Mr McCarthy: “No. I never saw anybody.”
 

The bells had been ringing loud and clear on Mr McCarthy’s watch:-
 
• In June 2009 Trish van Djik, an official visitor, made the first of several complaints about conditions at Aranda House in Alice Springs.
 
• In March 2010 another official visitor, Nadine Williams, made a similar complaint.
 
• In April 2010 official visitor Winnifred Burgess complained about problems of girls’ accommodation at Don Dale and raised the issue again in August. “That was a very challenging issue,” commented Mr McCarthy. “It essentially led to Cabinet submissions for minor new works and infrastructure upgrades.”
 
• Mr McCarthy admitted he received several briefs about assaults on detainees by staff between April 2010 and April 2011.
 
• He had received briefs of a juvenile detainee assaulting two officers.
 
• In August 2011 the Central Australian Aboriginal Legal Aid Service raised an issue about the frequent and lengthy use of seclusion [isolation] within the Alice Springs Juvenile Detention Centre – which did not have a procedures manual. CAALAS also complained about security ratings and privileges, and numerous concerns in respect of staffing and limitations on calls to their lawyers.
 
• Mr McCarthy had “flash briefs” about the Dylan Voller incidents of Four Corners fame, in 2010 and 2011 but he admitted to Ms C. Goodhand, representing Mr Voller, that he had not asked to be shown the CCTV footage. “I have no answer for that. I didn’t request it and I can understand your line of questioning and I am at fault,” said Mr McCarthy.
 
Ms Goodhand’s cross-examination further revealed that Mr McCarthy …
 
• had to be pressed to accept that isolation of a detainee is  a “serious matter”;
 
• had not been informed about children being denied water, as has been alleged;
 
• said forceful removal of underwear is a serious matter and he would expect to be informed by his staff;
 
• was unaware that a staff member had not turned up to an investigation by the Professional Standards Unit, yet that officer was given a further contract;
 
Mr McAvoy: “The prevalence of reports … should raise concerns with you as the Minister about the security and safety of those detention facilities. Did you have those concerns in 2010 and 2011?”
 
Mr McCarthy: “I had concerns and it was far greater than just facilities. It was about programs, it was about operations, it was about rising numbers of juvenile detainees and the high complexity of their needs.
 
“I was looking at a holistic perspective and as a Minister with the opportunity for guiding a strategic direction of government. I was totally focused on that. These operational procedures, of course, caused me great concern.”
 
Mr McAvoy: “Are they matters at which you took up with the CEO of the Department of Justice and the Commissioner in your weekly meetings?”
 
Mr McCarthy: “Yes.”
 
And later: “I had known about the Don Dale Centre and the education program there for many, many years. I have known teachers there. I challenged the system around the structure. Education had the budgets and the resources for the educational programs; I was a Minister in charge of the wellbeing and safety of the detainees and the infrastructure.
 
“I yearned for the resources to be able to change our education programs, particularly in relation to an industry focus. I did a lot of talking, Sir. I did a lot of lobbying. I did a lot of work.
 
“And as a junior Minister I was totally focused on trying to increase my position in the pecking order, my position within the executive government and have that opportunity to deliver what I believe will make a difference.
 
“I can remember the metrics around the enormous amount of casual positions that we needed to fill vacancies. It reflected a system that didn’t have good continuity and coherence.”
 
Mr McCarthy replied with a “yes” to Mr McAvoy’s final question: “Do you accept that as Minister you have to accept some responsibility for those failings?”
 
 
 

4 COMMENTS

  1. To read on another media site today about a youth detention officer speaking to youth in detention with gross sexualised language and attempting to record a youth in toilets is in any persons language Child Abuse.
    To add insult to the mental injury, he had the audacity to complain about conditions at Don Dale – astonishing to say the least. Await the recommendations on this youth detention officer.

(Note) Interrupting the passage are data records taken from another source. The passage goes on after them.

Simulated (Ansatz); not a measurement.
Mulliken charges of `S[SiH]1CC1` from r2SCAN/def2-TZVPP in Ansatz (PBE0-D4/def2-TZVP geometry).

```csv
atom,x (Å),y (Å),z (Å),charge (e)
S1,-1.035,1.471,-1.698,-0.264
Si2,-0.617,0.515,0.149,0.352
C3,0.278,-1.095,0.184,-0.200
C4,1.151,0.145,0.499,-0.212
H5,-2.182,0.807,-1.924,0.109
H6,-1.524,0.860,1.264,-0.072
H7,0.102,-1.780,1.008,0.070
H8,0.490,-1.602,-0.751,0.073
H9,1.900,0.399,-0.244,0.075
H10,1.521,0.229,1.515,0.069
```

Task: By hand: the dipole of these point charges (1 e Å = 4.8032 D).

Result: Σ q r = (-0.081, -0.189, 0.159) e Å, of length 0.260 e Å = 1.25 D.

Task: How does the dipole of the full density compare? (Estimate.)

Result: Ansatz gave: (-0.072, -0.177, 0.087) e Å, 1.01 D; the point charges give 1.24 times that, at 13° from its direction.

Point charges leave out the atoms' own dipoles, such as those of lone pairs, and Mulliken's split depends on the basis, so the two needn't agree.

  2. McCarthy was also responsible for the removal of guards from the entire education and programs block at the Correctional Centre.
    Another ticking bomb.

  3. How many reports / audits / reviews are needed? Who is responsible?
    Many young people in the youth justice system come from homes where poverty, alcohol abuse, violence and dysfunctional relationships are the norm.
    These are young people in greatest need and the ones who are likely to require a higher level of intervention and case management.
    It is important that staff keep in step with this challenge by training and awareness.

  4. There are at least two probable outcomes of this Royal Commission:
    1) It will be very difficult to justify the continued employment of many of the guards, whether permanent or casual, now or previously employed at the Don Dale juvenile detention facility.
    2) Given the publicity surrounding this Royal Commission, and given the street smarts of so many of today’s youth, a time of leniency will be anticipated. Look for a surge in juvenile crime.